Christian abolitionism
The old testament in exodus details what slavery is. One fact is you could sell yourself into slavery (leviticus 25:35/39) and the word used for slave and servant is the same (abed). So we're dealing with a slightly different entity than the economical hell-hole which was chattel slavery.
So how are abed to be treated, it applies talion (eye-for-eye etc) to the slaves in Exodus 21:26-27. Talion is used in a few other verses and it doesn't all have to be stipulated to apply it (Leviticus 24:19-21, Exodus 21:22-25, Deuteronomy 19:16-21 with some of these using just eye for eye, tooth for tooth and some related dyad then saying "no mercy" which shows the sequential dyad is poetic and not literal as a simple map to talion). The middle eastern cultures used talion since hamurrabi and even in roman code but what makes Exodus 21:26-27 special is it says the slave is to go free. Exodus 21:23-25 goes over how extensive talion is and what "no mercy" means, "23 But if there is serious injury, you are to take life for life, 24 eye for eye, tooth for tooth, hand for hand, foot for foot, 25 burn for burn, wound for wound, bruise for bruise." So the application of talion to slaves in the succeeding two verses says to not hurt your abed or they go free.
Slavery is hardly a surprise to anyone in that it happened in history but what is surprising to some are the preceding verses in Exodus 21:20-21 where it says, "20 “Anyone who beats their male or female slave with a rod must be punished if the slave dies as a direct result, 21 but they are not to be punished if the slave recovers after a day or two, since the slave is their property." These verses without the succeeding ones sounds like it allows beating of abed but it simply says the abed owner has no consequence unless they hurt the abed a lot and I'm not entirely sure what the reason was for that but the abed is still let go. I imagine these were applied so talion didn't apply backwards (enslavement-for-enslavement). We see this "owner-does-not-receive-punishment-unless-they-went-too-far" applied to bulls in Exodus 21:28-32 where there is a punishment and line an owner of a bull can't cross otherwise he gets punished. There were also verses about not being cruel to animals as part of the noahide covenant (which influenced the ten commandments).

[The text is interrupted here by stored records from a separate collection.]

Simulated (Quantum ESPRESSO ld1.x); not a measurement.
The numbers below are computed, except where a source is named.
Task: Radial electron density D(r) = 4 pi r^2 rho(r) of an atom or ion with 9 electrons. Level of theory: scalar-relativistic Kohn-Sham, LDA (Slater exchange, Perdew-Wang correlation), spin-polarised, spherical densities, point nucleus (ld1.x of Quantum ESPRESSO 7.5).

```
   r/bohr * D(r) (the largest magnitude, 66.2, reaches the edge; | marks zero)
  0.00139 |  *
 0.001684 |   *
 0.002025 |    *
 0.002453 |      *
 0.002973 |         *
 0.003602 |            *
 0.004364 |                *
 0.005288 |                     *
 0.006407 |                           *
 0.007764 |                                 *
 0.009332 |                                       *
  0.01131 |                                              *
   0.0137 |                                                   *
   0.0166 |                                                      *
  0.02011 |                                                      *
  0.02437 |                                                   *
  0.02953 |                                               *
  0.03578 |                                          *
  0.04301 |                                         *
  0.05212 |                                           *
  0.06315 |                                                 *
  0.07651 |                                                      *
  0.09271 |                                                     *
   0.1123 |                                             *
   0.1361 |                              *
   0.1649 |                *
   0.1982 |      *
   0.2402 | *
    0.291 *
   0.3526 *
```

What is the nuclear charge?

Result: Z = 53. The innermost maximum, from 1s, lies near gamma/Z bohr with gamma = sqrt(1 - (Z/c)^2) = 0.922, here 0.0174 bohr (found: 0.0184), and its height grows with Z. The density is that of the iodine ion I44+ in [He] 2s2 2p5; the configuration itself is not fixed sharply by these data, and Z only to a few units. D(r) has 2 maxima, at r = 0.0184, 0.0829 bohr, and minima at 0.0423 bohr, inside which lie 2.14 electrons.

The basis for all this is in Leviticus 25:42 where he says, "Because the Israelites are my servants, whom I brought out of Egypt, they must not be sold as slaves." It uses the same word abed in the original hebrew (but conjugated/declined differently to represent case and plurality) but the point of this covenant was that they were freed from Egypt by YHWH who they were enslaved to and that was the foundation of their ethics etc.